‘The Strangers: Chapter 3’ Movie Review: Time-Wasting Finale Lacks Suspense And Reward

Photo from Lionsgate

From Jeremy Kibler

Experiments can sound great in conception, until the execution happens. Between 2024’s The Strangers: Chapter 1 and 2025’s The Strangers: Chapter 2, director Renny Harlin’s consecutively shot reboot trilogy now concludes with, you guessed it, The Strangers: Chapter 3. While the first film was a watchable if needless redo of Bryan Bertino’s spare, effective modern classic, the second was a feature-length chase with enough to recommend as just that. The finale, however, offers no such payoff in demystifying the titular strangers who used to be faceless. There’s also little reward for Madelaine Petsch getting put through the wringer and for us completists who have been hanging on for the past two years. Why are we here and was this all worth it? No, because the filmmakers didn’t bring it home. 

The film begins, three years prior, with a motel check-in where a young woman (Hannah Galway) obviously won’t be checking out. It’s the first and, frankly, last moment of genuine tension, although it does sincerely make one question how a dingy motel room (yet with a bath robe thrown in) can really cost $119 a night, not including a deposit.

Back to where The Strangers: Chapter 2 left off, it’s been a long couple of days for Maya (Petsch) in the minuscule town of Venus, Oregon. After she manages to kill Pin-Up/Shelly (Ema Horvath), the now-deceased stranger’s fellow strangers, Scarecrow and Dollface, form a new plan. Perhaps Maya can replace Pin-Up when she puts on the mask after a ride-along/kill-along and become complicit in their killing spree; as the saying goes, if you can’t stab them, join them. Meanwhile, Sheriff Rotter (always-sinister Richard Brake) is still suspicious as hell, but if and how he is involved with the surviving strangers can be left up to the viewer to discover. Chapter 3 also goes Psycho when Maya’s sister, Debbie (Rachel Shenton), comes looking for her, with her husband (George Young) and their driver/bodyguard (Miles Yekinni) in tow.

The Strangers: Chapter 3 flirts with taking big risks but then doesn’t hold up its end of the bargain by being paced at a sleepy crawl and, worse, feeling stretched too thin without psychological insight. There is a kernel of a fascinating idea that this particular chapter probes but frustratingly only dips its toes into before becoming yet another revenge story. To see a trauma victim possibly become a killer and join a group of serial killers, like an initiation that could turn into Stockholm syndrome, is a promising chance to take for any movie, let alone the third in a trilogy. That is the one intriguing direction that this particular chapter takes and then muddles it up with facile, inane, suspense-free backstories from Alan R. Cohen & Alan Freedland’s script. Like the handy definition of a “serial killer” is supposed to help us glean more understanding for their motivations. 
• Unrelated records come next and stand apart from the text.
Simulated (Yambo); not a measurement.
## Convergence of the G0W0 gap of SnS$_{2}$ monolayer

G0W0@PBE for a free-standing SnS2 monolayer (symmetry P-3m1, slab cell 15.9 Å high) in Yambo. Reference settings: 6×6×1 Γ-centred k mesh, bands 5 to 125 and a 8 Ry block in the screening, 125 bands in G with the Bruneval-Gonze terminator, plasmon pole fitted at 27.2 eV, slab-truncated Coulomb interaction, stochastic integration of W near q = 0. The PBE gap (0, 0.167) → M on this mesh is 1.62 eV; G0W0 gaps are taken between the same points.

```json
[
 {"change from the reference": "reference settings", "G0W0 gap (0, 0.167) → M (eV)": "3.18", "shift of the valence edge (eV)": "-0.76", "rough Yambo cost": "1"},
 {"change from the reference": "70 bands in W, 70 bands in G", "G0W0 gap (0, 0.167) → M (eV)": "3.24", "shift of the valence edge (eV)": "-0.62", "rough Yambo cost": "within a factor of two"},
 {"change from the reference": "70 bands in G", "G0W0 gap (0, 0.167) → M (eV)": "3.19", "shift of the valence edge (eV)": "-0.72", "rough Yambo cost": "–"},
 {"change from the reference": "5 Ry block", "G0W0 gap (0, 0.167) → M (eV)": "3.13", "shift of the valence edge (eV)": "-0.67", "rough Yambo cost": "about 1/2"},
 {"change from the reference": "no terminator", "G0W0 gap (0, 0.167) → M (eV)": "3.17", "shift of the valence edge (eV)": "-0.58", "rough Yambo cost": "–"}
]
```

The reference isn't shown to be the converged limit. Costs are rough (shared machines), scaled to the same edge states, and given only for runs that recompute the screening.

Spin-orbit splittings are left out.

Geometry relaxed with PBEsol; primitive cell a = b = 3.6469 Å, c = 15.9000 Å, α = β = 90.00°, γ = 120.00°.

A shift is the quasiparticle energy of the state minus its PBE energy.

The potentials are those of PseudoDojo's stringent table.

Resourceful and resilient as our final girl, Petsch was giving it her all in the previous two films. She still is, but much less is asked of her this time around, despite how physically and psychologically tortured Maya has been. She gets to make one smart escape, only to be forced to take a foolish step back. Stare, observe (sometimes behind a mask), and then act catatonic as if losing all sense of feeling and empathy, Petsch isn’t give the chance to do much more than that, and watching a magnetic performer become monotonous is not where we want to be. Maya’s final moments with her attackers should be more haunting than they really are; in fact, there should be more satisfaction than what we’re handed before the end credits. Everyone else in the cast gets to act suspicious, until the jig is up; Richard Brake and Gabriel Basso have looks that definitely kill, but they can only convince us of so much. 

Director Harlin does know how to choose an evocative needle drop (like Simon & Garfunkel’s “The Sound of Silence” and The Moody Blues’ “Nights in White Satin”), but any way you slice and dice it, this technically well-made entry is mostly a slog and a waste of time. Putsch has worked far harder than the script deserves, remaining the highlight and surviving this failed experiment that ends with a shrug. For all that Maya has gone through—her own personal hell—The Strangers: Chapter 3 just ends up the misguided final insult. And now that it’s all over, it can be confirmed that the existence of an entire trilogy was never justified. “Why are you doing this?” takes on a whole metal level.

Rating: 1.5/5

The Strangers: Chapter 3 is currently in theaters.